I'm making a web scraper to download zip files where the filename does not appear in the URL

htazewell · October 18, 2018, 4:59pm

I’ve been stuck trying to figure this out for a few weeks now. I am using a headless browser (phantomjs) to download a zip file. I have tried using HTTPoison however the URL does not contain the filename. In fact every attempt to download this zip file using HTTPoison returns a 302 redirect. I was wondering if there is a method by which files could be downloaded in a headless browser by either using the content-disposition or some other AJAX property since the filename is not part of the URL. Any ideas or insight would be helpful! Thank you.

OvermindDL1 · October 18, 2018, 5:07pm

You need to follow redirects then, you can do that by passing the option follow_redirect: true, max_redirect: 20 for whatever values you want. Or follow them manually.

I’m not sure why there would be a point to use a headless browser, should just use HTTPoison.

htazewell · October 18, 2018, 6:20pm

Thank you for your response! When I tried using follow_redirect: true, I found myself stuck in a loop where I was being redirected to the same URL. The reason I’m trying to do this in a headless browser is because doing this manually is time consuming and it would be better to have this run over night without any need for user input. I was thinking that if there was an Elixir library that allows you to inspect the HTTP traffic then I could identify the file that I need.

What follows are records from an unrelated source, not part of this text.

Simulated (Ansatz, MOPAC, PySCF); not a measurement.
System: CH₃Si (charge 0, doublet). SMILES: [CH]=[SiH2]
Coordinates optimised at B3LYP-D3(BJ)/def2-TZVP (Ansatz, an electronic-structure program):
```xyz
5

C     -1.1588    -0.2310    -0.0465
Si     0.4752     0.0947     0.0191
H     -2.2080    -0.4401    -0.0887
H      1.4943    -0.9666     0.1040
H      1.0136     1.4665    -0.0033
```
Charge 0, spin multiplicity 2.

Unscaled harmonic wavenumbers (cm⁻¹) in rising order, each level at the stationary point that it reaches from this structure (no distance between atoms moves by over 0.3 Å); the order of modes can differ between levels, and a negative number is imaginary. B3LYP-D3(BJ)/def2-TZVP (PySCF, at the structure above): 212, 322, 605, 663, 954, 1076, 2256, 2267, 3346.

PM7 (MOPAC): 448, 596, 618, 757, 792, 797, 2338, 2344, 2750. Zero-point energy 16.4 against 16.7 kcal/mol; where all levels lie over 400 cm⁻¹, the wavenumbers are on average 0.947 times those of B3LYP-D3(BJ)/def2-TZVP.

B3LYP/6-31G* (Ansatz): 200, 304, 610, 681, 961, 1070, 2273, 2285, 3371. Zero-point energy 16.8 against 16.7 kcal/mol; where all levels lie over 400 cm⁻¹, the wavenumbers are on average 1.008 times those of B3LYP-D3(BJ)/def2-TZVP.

OvermindDL1 · October 18, 2018, 6:29pm

Uh… that’s a server bug, like big-time server bug… o.O

Well HTTPoison is the thing for that, plus processing the HTML through Meeseeks or something if you need to do that.

htazewell · October 18, 2018, 6:38pm

See that’s exactly what I was thinking as far as the server bug goes. My guess is that it was possibly set up that way to prevent web scraping and if that’s the case then there really isn’t much that can be done. I will definitely look into meeseeks, thanks for the suggestion!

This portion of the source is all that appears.